AARON SANTCROOS (active Amsterdam, circa 1760-1791)

Aaron Santcroos

Aaron Santcroos (active Amsterdam, circa 1760-1791)

A ‘Bedriegertje’ with the Arms of Orange-Nassau

Pen and black ink, watercolour, gold leaf, watermark ‘I. Villedary’, 353 x 255 mm

Signed ‘A: Santcroos: St: ac: Pt:’ (lower left)

Provenance
~ Possibly sale Ten Dall, The Hague (Scheurleer), 13 April 1807, Album C, no. 84: ‘Twee bedriegers door Santeroos
~ Private collection, The Netherlands

***

Aaron (or Ahron) Santcroos, also known as Sanctcroos, was an engraver of Jewish Portuguese descent, working in Amsterdam around the middle of the eighteenth century.1 Santcroos engraved title pages for the Hebrew Bible Chamishah Chumshei Torah: Tikun Sopherim, published in Amsterdam by Leib Soesmans in 1768; the great edition of the Talmud Bavli, published in Amsterdam from 1752 to 1768; and the Book of Ezra the Scribe, Sefer’Ezrat Hasofer, Hamishah Humshei Torah, published in Amsterdam by G.J. Janson for Israel Mondovy, 1767-69. The last dated work by Santcroos is a similar ‘bedriegertje’ with various trompe l’oeil ‘printed’ pages, drawings and watercolours arranged around the titlepage of the play Sabinus en Eponina by Jan Haverkamp, fully signed and dated 1791, which surfaced recently and is now also in the collection of White Rose Fine Art.2

This sheet is closely connected to a watercolour in the Teylers Museum in Haarlem (fig.).3 Apart from the present, the Teylers and the recently discovered ‘bedriegertjes’, only a few more drawings by the artist are known from references in historic auction catalogues, including two river views along the Vecht from the collection of Willem van Wessem, sold in Amsterdam on 6 April 1789, where the artist is described as ‘A. Santcroos de Lein’.4

The present elaborate watercolour is a tour de force of trompe l’oeil, an assemblage of various illusionistically rendered ‘pages’ around a central ‘sheet’ with putti drawn in the style of Jacob de Wit, holding the arms of the Orange Nassau family, partially executed in gold. The other ‘pages’ include trompe l’oeil ‘printed’ sheets, showing Santcroos’s meticulous skills in calligraphy, doubtless the result of his activities as a copperplate engraver. Other ‘drawings’ and ‘watercolours’ are executed in the styles of other draughtsmen of the period. We can only speculate as to the reason of the inclusion of the Orange Nassau arms: the sheet could have been specially commissioned by a fervent supporter of the Stadtholderly family.
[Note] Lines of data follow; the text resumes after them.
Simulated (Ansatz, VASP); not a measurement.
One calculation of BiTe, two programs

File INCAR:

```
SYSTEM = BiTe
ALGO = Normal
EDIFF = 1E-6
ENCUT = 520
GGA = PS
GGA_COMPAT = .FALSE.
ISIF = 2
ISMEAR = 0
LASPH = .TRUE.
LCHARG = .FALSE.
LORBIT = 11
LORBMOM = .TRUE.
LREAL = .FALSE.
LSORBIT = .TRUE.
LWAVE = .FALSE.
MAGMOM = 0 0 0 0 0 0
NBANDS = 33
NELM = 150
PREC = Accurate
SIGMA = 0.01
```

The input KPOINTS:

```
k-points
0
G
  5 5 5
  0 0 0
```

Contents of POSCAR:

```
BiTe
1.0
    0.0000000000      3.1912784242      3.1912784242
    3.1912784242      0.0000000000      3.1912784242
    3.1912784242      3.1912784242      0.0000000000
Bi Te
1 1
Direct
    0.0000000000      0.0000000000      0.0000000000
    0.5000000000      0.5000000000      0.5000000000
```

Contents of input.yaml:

SOLD TO TEYLERS MUSEUM, HAARLEM

1. For Santcroos, see Isidore Singer and Cyrus Adler (eds.), The Jewish Encyclopedia: A Descriptive Record of the History, Religion, Literature, and Customs of the Jewish People from the Earliest Times to the Present Day, 1916, p. 175.
2. Pen and brown ink and watercolour, 350 x 280 mm, signed and dated ‘An.= SantCroos Feçit. Ao: 1791.’.
3. Watercolour on paper, 349 x 267 mm, inv. no. TvB T 159; donated by Stichting Jhr. H. Teding van Berkhout, 2001; C. van Tuyll van Serooskerken, Een kunstkast gaat open: tekeningen uit de verzameling Teding van Berkhout, exh. cat. Haarlem (Teylers Museum), 1995, cat. no. 39.
4. Amsterdam (Van der Schley … Yver), 6 April 1789, Album D, no. 66: ‘Twee stuks gezigten aan de Vecht, langs de Ryweg, met verscheide stoffagie, uitvoerig met O. Inkt geteekent, A. Santcroos de Lein.’ (Two pieces views along the Vecht, along the road, with some staffage, elaborately drawing with India ink, A. Santcroos de Lein’. Two other views were included in the sale of the collection of Johannes Ulricus van Heijnen and Jacob Helmolt, held in Amsterdam (Van der Schley … De Vries) on 11 April 1811, Album F, no. 55: ‘Een Plijsterplaats en een Dorpgezigt. Met kleuren, door Santecoots’ (‘a resting place and a village view. With colours, by Santecoots’), sold for fl. 1.5 to ‘Poelle’).